Every time Kenneth Branagh’s Hercule Poirot leaves the house, someone dies. In 2017 he hopped aboard the Orient Express and someone died. In 2022, he took a trip down the Nile, and someone died. He should probably only go places by bicycle. Agatha Christie wasn’t going to write Murder on a Penny Farthing, was she?

Somewhat appropriately, the Hercule Poirot of A Haunting in Venice has had the same thought. He spends his days locked up in his Venice apartment, refusing to see anyone or take any cases. He’s somewhere between retired and a recluse, and rather than find that frustrating, he’s enjoying the quietude. 

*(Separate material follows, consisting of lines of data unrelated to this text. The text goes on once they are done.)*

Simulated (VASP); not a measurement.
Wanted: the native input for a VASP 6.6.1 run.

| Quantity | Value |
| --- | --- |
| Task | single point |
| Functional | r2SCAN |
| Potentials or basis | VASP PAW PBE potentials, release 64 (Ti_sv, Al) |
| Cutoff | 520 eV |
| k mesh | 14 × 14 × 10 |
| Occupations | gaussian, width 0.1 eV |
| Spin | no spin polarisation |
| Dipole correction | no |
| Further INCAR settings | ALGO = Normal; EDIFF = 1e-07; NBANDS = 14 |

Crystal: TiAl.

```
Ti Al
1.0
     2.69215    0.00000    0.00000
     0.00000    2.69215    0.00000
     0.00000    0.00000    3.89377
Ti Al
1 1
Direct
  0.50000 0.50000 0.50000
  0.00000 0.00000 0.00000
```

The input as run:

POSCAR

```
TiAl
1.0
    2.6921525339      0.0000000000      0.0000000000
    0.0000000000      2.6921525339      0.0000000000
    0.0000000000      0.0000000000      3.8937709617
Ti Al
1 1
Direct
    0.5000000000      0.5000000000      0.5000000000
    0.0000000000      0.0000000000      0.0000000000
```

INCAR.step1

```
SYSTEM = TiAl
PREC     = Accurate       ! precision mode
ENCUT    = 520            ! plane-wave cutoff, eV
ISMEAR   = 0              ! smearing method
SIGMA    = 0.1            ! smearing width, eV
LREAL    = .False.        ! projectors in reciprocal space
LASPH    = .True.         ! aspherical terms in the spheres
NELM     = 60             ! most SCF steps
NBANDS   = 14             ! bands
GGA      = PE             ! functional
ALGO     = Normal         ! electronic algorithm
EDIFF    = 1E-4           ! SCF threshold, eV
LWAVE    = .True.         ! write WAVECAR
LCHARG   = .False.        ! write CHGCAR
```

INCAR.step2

Barrelling into that quiet is Ariadne Oliver (Tina Fey, playing pretty much the same character as she does in Only Murders in the Building). She’s a journalist who has a deal that Poirot cannot possibly refuse. She has found a paranormal psychic who can do things, feel things, that no other clairvoyant can. She wants Poirot to join her at a seance, performed by the psychic (Michelle Yeoh in a brief but captivating role), so that he can determine whether she is, in fact, a charlatan. There’s no murder here: just a problem to be unravelled. 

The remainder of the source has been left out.